Updated Cattle Market Reform Bill Introduced in Congress

An updated version of the Cattle Price Discovery and Transparency Act has been released in the U.S. Senate.

The updated bipartisan bill would:

  • Require the Secretary of Agriculture to establish 5-7 regions encompassing the entire continental U.S. and then establish minimum levels of fed cattle purchases made through approved pricing mechanisms. Approved pricing mechanisms are fed cattle purchases made through negotiated cash, negotiated grid, at a stockyard and through trading systems that multiple buyers and sellers regularly can make and accept bids. These pricing mechanisms will ensure robust price discovery and are transparent.
  • Establish a maximum penalty for covered packers of $90,000 for mandatory minimum violations. Covered packers are defined as those packers that during the immediately preceding five years have slaughtered five percent or more of the number of fed cattle nationally.
  • The bill also includes provisions to create a publicly available library of marketing contracts, mandating boxed beef reporting to ensure transparency, expediting the reporting of cattle carcass weights and requiring a packer to report the number of cattle scheduled to be delivered for slaughter each day for the next 14 days. The contract library would be permanently authorized and specify key details about the contents that must be included in the library – like the duration and other provisions in the contract that may impact price such as schedules, premiums, discounts and transportation arrangements.

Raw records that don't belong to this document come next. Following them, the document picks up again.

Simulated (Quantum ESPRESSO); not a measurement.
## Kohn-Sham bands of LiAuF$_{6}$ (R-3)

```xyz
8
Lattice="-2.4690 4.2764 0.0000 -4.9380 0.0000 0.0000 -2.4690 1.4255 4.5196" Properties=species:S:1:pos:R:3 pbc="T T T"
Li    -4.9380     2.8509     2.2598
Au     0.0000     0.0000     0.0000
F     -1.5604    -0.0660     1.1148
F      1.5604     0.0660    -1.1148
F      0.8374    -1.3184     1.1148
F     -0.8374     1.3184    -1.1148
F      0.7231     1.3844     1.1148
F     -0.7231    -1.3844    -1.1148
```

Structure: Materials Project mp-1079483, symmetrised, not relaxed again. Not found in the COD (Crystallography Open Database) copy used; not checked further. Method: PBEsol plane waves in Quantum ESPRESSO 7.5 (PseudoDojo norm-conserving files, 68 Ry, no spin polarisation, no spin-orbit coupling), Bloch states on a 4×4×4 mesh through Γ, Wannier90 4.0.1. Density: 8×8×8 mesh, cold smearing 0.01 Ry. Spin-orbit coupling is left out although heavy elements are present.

The update keeps the cash trade mandates included in the previous version of the bill.

First introduced in November, Senators Chuck Grassley (R-IA), Jodi Ernst (R-IA), Deb Fischer (R-NE), Jon Tester (D-MT) and Ron Wyden (D-OR) introduced the updated legislation.

In a press release, Sen. Grassley says the bill would “return fairness to the cattle marketplace dominated by four major meat packers.”

“[The] USCA stands with county, state, and national producer associations across the U.S. in supporting mandatory cash trade minimums,” Says U.S. Cattlemen’s Association President Brooke Miller says,

National Farmers Union President Rob Larew says the legislation “would shed light on the market and bring about greater fairness.”